Nomenclature aside, advocates maintain such a tax would indeed dampen financial speculation on Wall Street – the financial gambling that was in considerable part behind the Great Recession and collapse of so many major American financial institutions. That, along with home buyers tempted by “liar’s loans,” eventually required Washington to rescue these troubled institutions.

A tax on financial transactions could both raise revenues and curb speculation. But prospects of a politically divided Congress actually passing such a tax are not good, at least in the near term. For one thing, the financial industry is a major if not dominant provider of campaign funds to federal politicians facing election in 2012. Politicians aren’t famous for biting the hands of contributors.

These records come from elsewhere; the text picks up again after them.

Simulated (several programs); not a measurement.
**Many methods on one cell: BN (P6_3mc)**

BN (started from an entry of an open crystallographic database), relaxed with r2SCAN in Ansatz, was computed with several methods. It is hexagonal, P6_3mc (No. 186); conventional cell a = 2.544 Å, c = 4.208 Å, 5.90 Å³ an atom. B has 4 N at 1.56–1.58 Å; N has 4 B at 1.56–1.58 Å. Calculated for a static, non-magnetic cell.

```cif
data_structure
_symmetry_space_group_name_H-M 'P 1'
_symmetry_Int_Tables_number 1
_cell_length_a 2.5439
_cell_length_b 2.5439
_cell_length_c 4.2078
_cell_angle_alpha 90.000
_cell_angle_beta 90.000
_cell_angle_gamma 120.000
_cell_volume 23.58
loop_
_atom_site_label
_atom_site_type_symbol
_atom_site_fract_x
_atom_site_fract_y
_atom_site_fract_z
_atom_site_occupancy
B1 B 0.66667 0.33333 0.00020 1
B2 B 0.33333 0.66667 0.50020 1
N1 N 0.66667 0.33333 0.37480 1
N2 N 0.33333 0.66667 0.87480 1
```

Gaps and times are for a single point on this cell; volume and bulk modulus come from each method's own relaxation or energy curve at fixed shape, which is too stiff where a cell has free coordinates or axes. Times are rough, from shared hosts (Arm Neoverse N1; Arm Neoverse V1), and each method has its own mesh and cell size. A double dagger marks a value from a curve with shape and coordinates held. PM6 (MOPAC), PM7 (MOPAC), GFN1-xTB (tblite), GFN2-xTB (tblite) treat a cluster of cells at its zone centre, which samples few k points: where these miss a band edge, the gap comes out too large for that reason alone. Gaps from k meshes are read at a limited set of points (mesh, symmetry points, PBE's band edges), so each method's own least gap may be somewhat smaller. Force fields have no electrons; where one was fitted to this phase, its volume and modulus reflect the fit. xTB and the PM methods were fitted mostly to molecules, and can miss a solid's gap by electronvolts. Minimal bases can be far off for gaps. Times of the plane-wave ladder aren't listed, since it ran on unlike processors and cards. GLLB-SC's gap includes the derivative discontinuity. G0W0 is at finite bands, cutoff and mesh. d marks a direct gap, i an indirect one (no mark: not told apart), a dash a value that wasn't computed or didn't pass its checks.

But times are changing. Today we have the Occupy Wall Street protests and similar demonstrations around the country. Media interviewers find the protesters are often fuzzy in their stated goals. Yet they voice a common objection to widespread greed and excess in the financial industry.

That sentiment warms the atmosphere for a transaction tax. So does widespread and long-standing economic and financial distortion in the United States, which is now being more widely recognized.

For instance, extreme CEO pay. When this writer reported on gatherings of the chief executive officers of the nation’s largest corporations in the mid-1960s, their average pay was 30, maybe 40, times that of ordinary workers. These CEOs were generally bright and competent.

Today, top CEOs get 300 to 400 times the earnings of their regular workers. As an excuse they can usually note that compensation consultants tell their corporate boards these outlandish pay packets are deserved and normal. Maybe consultants should call for pay temperance, noting a political risk that Occupy rallies might explode into something hazardous.

Another long-time trend finally getting widespread attention, including by President Obama, is the growing spread between the really rich and the rest of Americans.